New mama Nankin keeping her ten chicks warm. If you look closely,
you can see the legs and feet of some of the chicks under the hen.
Well, it's happened again: A Nankin bantam hen came marching out of some bushes near the house this morning with ten tiny chicks. We're not really surprised. In the three years we've had Nankins here, usually two or three batches of chicks show up this way. The hens just like to lay their eggs outdoors sometimes, although most of them regularly lay their eggs in the nest boxes.
As far as I can remember, this is the largest single brood I've seen a Nankin hatch. The Nankins are a very interesting breed, and according to the American Livestock Breeds Conservancy, they are critically endangered. (We are actually part of a small group of U.S. Nankin breeders. In 2010, the Oregon Zoo in Portland, OR bought some Nankins from us for their wonderful Family Farm.) Nankins are one of only a handful of chickens that are "true bantams;" unlike most bantams, the Nankin is not a miniature version of a large breed.

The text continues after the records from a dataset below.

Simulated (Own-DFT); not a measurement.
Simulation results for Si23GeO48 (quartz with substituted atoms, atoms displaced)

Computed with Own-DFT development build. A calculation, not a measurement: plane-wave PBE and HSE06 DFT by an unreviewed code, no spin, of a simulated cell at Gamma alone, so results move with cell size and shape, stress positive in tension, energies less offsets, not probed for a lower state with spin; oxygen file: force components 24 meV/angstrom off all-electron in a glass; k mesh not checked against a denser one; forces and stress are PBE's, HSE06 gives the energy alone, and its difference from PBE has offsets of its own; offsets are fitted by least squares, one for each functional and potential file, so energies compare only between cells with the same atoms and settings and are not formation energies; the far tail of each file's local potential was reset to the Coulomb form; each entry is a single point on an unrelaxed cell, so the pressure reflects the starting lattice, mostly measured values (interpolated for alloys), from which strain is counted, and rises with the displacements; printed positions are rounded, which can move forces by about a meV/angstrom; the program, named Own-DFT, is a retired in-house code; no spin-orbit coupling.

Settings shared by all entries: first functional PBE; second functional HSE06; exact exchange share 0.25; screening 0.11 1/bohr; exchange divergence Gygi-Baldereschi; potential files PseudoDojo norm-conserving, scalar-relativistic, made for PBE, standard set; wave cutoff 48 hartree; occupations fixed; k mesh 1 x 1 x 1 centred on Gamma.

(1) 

One of the main reasons we were interested in Nankins is their reputation for being extremely broody. Historically, Nankins were used by gamekeepers on large estates to hatch the eggs of game birds such as quail and pheasant. Two years ago, one of our relatively tiny (and quite determined) Nankin hens even incubated and hatched four Midget White turkey eggs.
Nankins are small birds; adults are usually between 16 and 24 ounces. They're about the size of a smallish pigeon. Their eggs are naturally on the petite side, but quite delicious. One of my sisters actually prefers the banty eggs because she's not terribly fond of egg white, and the Nankin eggs have proportionately more yolk than regular chicken eggs. We don't normally sell our banty eggs, and sometimes we use them to make deviled eggs; they're yummy, bite-sized, and terribly cute.
Anyway, here we go again. I wouldn't be surprised if another Nankin hen shows up with chicks soon. We have quite a few of them, and we don't do head counts when we tuck them in for the night. You might wonder what we do with them, if we don't sell the eggs. Well, frankly we just love them. They're adorable, the roosters hardly ever fight with each other, and there's that broody thing.
We got our first Nankins round about the time we started selling our eggs, so the big picture of our farm life was still evolving. Still is, for that matter. And now the big picture has ten more chicks in it.